Skip Headers

Oracle Files Administration Guide
9.0.3

Part Number A97358-01
Go to Documentation Home
Home
Go to Book List
Book List
Go to Table of Contents
Contents
Go to Index
Index
Go to Master Index
Master Index
Go to Feedback page
Feedback

Go to previous page
Previous
Go to next page
Next
View PDF

G
Globalization Support

Globalization Support Overview

Oracle Files globalization support enables users to store and search documents of heterogeneous character sets and languages in a single Oracle Files instance. In addition, the foundation is provided for development of multilingual applications that can be accessed and run from anywhere in the world simultaneously. The content of the user interface would be rendered and the data processed in the native users' languages and locale preferences. The globalization infrastructure ensures that the resource strings, error messages, sort order, date, time, monetary, numeric, and calendar conventions automatically adapt to any native language and locale.

The Repository

The repository is the implementation of the core of Oracle Files, on which the protocol servers and applications are built. Globalization support is provided in the repository so that the other dependent components can share and utilize this support. The major globalization goal for the repository is to ensure efficient storage of documents of heterogeneous character sets and languages, and to allow effective update, retrieval, and search on these documents.

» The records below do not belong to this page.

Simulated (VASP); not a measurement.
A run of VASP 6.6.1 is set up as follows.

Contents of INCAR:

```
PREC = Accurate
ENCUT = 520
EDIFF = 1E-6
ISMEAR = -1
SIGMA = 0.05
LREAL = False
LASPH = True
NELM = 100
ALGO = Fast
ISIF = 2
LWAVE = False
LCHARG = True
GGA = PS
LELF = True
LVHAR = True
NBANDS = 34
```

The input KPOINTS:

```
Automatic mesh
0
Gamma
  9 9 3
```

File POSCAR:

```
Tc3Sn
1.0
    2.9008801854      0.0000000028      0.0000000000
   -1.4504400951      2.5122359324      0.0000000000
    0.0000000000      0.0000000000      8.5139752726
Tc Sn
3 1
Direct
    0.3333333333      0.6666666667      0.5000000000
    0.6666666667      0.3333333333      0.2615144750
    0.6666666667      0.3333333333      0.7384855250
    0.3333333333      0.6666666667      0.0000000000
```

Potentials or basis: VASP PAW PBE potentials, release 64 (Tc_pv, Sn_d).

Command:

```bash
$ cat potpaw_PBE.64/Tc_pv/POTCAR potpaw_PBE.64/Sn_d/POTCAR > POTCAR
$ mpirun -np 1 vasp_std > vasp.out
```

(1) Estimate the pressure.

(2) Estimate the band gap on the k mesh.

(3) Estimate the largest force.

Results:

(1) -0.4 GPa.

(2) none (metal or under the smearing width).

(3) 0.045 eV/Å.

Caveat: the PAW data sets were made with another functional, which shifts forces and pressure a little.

How to Choose the Database Character Set for Oracle Files

In the repository, all metadata strings, such as the name of the document, description, etc., are stored in the VARCHAR2 data type of the Oracle9i database. Strings stored in this data type are encoded in the database character set specified when a database is created. The document itself, however, is unstructured data and stored in one of the large object data types of the Oracle9i database, particularly the BLOB data type. The BLOB data type stores content as-is, avoiding any character set conversion on document content. The LONG and CLOB data types store content in the database character set, which requires character set conversion. Conversions can compromise the data integrity and have the potential to convert incorrectly or lose characters.

The full-text search index built on the document content is encoded in the database character set. When a document's content is indexed, the BLOB data is converted from the content's character set to the database character set for creation of the index text tokens. If the content's character set is not a subset of the database character set, the conversion will yield garbage tokens. For example, a database character set of ISO-8859-1 (Western European languages) will not be able to index correctly a Shift-JIS (Japanese) document. To be able to search content effectively, the character set of the documents stored by the users should be considered when selecting the database character set.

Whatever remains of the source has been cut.